At this year’s IPCPR convention and trade show, the Espinosa Premium Cigars booth went orange—literally. The company’s newest release is the Laranja Reserva, which not only features orange bands, but also draws inspiration from an orange-hued Brazilian wrapper.
The cigar debuted at the trade show and will begin shipping later this month. It’s offered in three sizes, each of it will ship in a 20-count box: Corona Gorda (5 5/8 x 46, $9.90), Robusto Extra (5 1/2 x 54, $10.50) and Toro (6 x 52, $10.90).
- Cigar Reviewed: Laranja Reserva Robusto Extra
- Country of Origin: Nicaragua
- Factory: La Zona Cigar Factory
- Wrapper: Brazil
- Binder: Nicaragua
- Filler: Nicaragua
- Size: 5 1/2 Inches
- Ring Gauge: 54
- Vitola: Robusto Extra
- MSRP: $10.50 (Boxes of 20, $210.00)
- Release Date: August 2014
- Number of Cigars Released: Regular Production
- Number of Cigars Smoked For Review: 2
While it’s not the cleanest of rolls, leading to bumps, the wrapper itself is very smooth to the touch. Overall, it creates a very interesting texture. Aroma from the Brazilian wrapper is mild with some leather notes barely showing themselves, fairly lifeless even after being protected in cellophane. From the foot, there’s much more to get excited about: sweet cedar, gingerbread, sweetened coffee and a bit of baker’s spices. The cold draw is medium with a dominant floral note and some nuttiness underneath, rather Cuban-like.
It takes a few second to get going, but there’s a mixture of gingerbread and something rather reminiscent of the sauce used in sesame chicken over some nuttiness. The floral notes eventually make themselves known but the profile has quickly turned into one dominated by a full flavor of aged cedar. There’s some pepper notes as well, but they are restrained, particularly in face of the dominant and aggressive cedar flavors. I make two attempts at a retrohale, both are punishingly full, almost too much. The body is on the more extreme side of full, while the Laranja Reserva is medium in nicotine content. I have no complaints regarding construction, although the burn is uneven enough to require a correction.
Earthier flavors emerge as the second third gets going. In addition, there’s grass, wheat and some ground black pepper. A sweetness remains, although it’s fading behind the new flavors, which are also enjoyed by walnut, peppermint and sweet citrus. Fortunately, the Laranja Reserva’s burn corrects itself while retraining the solid smoke production and good draw. Unfortunately, the retrohales are still punishing. Strength is still medium.
As the final third burns down, I have issues with the construction of one sample as the wrapper begins to separate itself from the binder. Flavor-wise, things are improving. I’m able to make some attempts at the retrohale that deliver spices upfront and peach on the finish. The roasted cedar notes are much different than the earthier-ifnluenced ones I found in the second third. The familiar sweet sesame chicken sauce note returns at the one inch mark along with a few specks of grass.

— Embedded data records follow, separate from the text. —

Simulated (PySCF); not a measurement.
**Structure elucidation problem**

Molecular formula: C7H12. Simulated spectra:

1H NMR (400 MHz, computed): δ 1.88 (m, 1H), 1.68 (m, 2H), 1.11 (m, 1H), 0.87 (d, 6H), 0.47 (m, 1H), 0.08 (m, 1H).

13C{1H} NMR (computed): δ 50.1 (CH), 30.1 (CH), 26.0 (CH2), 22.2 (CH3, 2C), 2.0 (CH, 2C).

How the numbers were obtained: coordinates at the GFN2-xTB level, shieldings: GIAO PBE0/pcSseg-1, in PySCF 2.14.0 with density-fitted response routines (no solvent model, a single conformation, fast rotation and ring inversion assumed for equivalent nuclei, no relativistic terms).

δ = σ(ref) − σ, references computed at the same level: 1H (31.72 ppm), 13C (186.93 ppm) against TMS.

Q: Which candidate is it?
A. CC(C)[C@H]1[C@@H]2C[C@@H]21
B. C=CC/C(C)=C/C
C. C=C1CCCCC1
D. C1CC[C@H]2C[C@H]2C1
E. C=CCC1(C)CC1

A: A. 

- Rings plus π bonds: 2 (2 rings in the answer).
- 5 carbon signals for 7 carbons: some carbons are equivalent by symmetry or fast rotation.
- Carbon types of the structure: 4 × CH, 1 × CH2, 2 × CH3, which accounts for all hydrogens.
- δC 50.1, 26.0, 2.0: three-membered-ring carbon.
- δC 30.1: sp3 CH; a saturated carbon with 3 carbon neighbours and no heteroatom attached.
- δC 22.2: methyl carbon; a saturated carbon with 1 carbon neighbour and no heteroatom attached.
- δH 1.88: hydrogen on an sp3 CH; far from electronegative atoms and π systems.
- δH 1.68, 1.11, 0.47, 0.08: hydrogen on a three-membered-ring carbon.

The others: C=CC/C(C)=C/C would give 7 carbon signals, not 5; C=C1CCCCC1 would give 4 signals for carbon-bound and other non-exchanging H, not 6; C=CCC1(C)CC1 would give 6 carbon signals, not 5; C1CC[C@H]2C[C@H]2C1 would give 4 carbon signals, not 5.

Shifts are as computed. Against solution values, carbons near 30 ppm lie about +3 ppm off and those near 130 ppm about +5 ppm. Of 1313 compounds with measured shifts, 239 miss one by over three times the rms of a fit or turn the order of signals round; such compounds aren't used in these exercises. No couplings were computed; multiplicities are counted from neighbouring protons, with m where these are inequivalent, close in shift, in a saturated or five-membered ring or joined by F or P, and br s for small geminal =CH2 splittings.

- There is a lot of flavors present in the Laranja Reserva, what’s remarkable is little of it comes from the retrohale.
- While the wrapper is pretty, both samples I smoked were far from flawless in how they were rolled.
- Laranja is Portuguese for orange. I cannot think of another cigar that uses Portuguese words, although I imagine there are a few.
- As for the wrapper, it definitely looks quite orange and is rather bright. Very attractive, although somewhat delicate.
- I really like the band, it’s a great style particularly with the spiraling text.
- Brian Burt reviewed the other new cigar from Espinosa, the 601 La Bomba Warhead II.
- For those wondering about the orange ribbon foot bands, they might be familiar thanks to My Father’s use of them. These look significantly more red in color, although I haven’t compared directly.
- Strength is medium, flavor is full and the body is amongst the fullest I’ve smoked.
- Final smoking time is one hour and 35 minutes.
- Samples for this review were given to halfwheel by Espinosa Premium Cigars at the IPCPR 2014 convention and trade show.
A few weeks ago I smoked an Espinosa Habano with over a year of age on it, probably closer to two years if I had to guess. It was very good, a much different cigar than I remember it being fresh. Up until that point, I would have said that Laranja is the first complete cigar I’ve smoked from Espinosa; but now there’s at least two examples. This is a cigar that’s well-rounded, developed, ready to be smoked fresh and yet—the retrohales give me plenty of hope this will develop into something much more. I find the bulk of flavor on most cigars to come from the retrohale, at the moment, the Laranja is not there yet—it’s not developed and far too punishing. If this cigar is able to perform like most, there will likely be an abundance of flavors to be found over time as the retrohale mellows out. My recommendation would be to smoke some now, but definitely hold onto a few to see how they perform over time, although, that might be hard as Laranja is plenty enjoyable now.